I recently spent a weekend being quiet. My Quaker Meeting sponsored a “Silent Retreat,” a whole weekend in which participants gathered for morning and evening worship and sharing, but were in solitude and silence the rest of the time. Disconnected from the internet and our phones, we read, wrote, played music, created a craft, walked in the woods or sat quietly. Some of us took a nap.
Both Muslim mystic Rumi and Christian mystic John of the Cross wrote of silence as God’s first language. This weekend was space for listening to the silence. It was time for simply “hanging out with God,” as one friend commented.
I had agreed to guide this event months ago. Unfortunately when the time came, I didn’t want to go on retreat! I had too much to do at home. I had a garden to weed, people to talk to, work to do. I was behind on all my tasks, and felt as though I’d never catch up.
The blessing for me was that I couldn’t change my mind at the last minute. I was committed to show up–and so I discovered once again the quiet stillness that is my soul’s deepest need. Lost within the stress of tending my “to do” list, I had forgotten that we humans were created for stillness as well as activity, for restful reflection as well as bustling achievement.
This retreat was a counter-cultural adventure. We slowed down and paused to pay attention. What we received would come as a gift, and, in our pausing, we created space to notice the gift. Perhaps it felt like a new deep breathing, perhaps like a flash of lightning suddenly illuminating the night. We may have named an insight, discerned a next step, or discovered new questions. And sometimes we were simply still and aware of the presence of the Holy.
Many years ago, in need of spiritual renewal, I took a retreat entirely on my own. After settling into the cabin, I took a walk in the woods, read a bit, went for another walk. In a little while, I began to question: God, why isn’t anything happening yet?” It took me a full day to shed my impatience. It took another day to release my questions and simply open my heart and mind to whatever would come. In letting go, I opened to receive.
Taking a retreat away from daily life is one way of honoring our need for quiet and stillness. But our greater need is to build spaces for quiet and stillness into our daily lives. It can seem almost impossible to claim “retreat time” at home, surrounded by tasks and people and many concerns.
In my Quaker tradition, we gather together in the quiet. We engage in silent worship every Sunday. It’s an expectant waiting worship, trusting that the Spirit is present, expecting that we will receive something through spoken messages or from deep within us. But there, too, the noise in my head can be clamorous and jangling. I need the community’s silent support, gathering me up in a group experience of opening to God.

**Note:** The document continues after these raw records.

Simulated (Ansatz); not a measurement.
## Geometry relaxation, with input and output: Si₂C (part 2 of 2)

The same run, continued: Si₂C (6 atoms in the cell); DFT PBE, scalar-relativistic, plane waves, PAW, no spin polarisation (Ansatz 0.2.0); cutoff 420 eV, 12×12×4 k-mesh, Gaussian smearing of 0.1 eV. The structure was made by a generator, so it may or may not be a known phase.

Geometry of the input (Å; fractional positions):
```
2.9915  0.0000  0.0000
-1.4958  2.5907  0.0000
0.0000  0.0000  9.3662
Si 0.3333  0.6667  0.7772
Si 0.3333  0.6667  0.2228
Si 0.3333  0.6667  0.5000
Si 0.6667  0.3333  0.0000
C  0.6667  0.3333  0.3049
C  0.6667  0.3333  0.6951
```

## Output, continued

In some Jewish traditions, there are detailed rules for Sabbath regulating travel and acts of work. Those who observe the rules are building opportunity for quiet, for a pause in their lives. I need a Sabbath practice to help me remember how I want to live. Could I be internet-free and refrain from text or email one day each week? Would this help me build space in my life for quiet?
There are many practices that open us to the Divine. There is music and the spoken word, there is fellowship and service. All these are important. The path we too often ignore is the way of silence and stillness.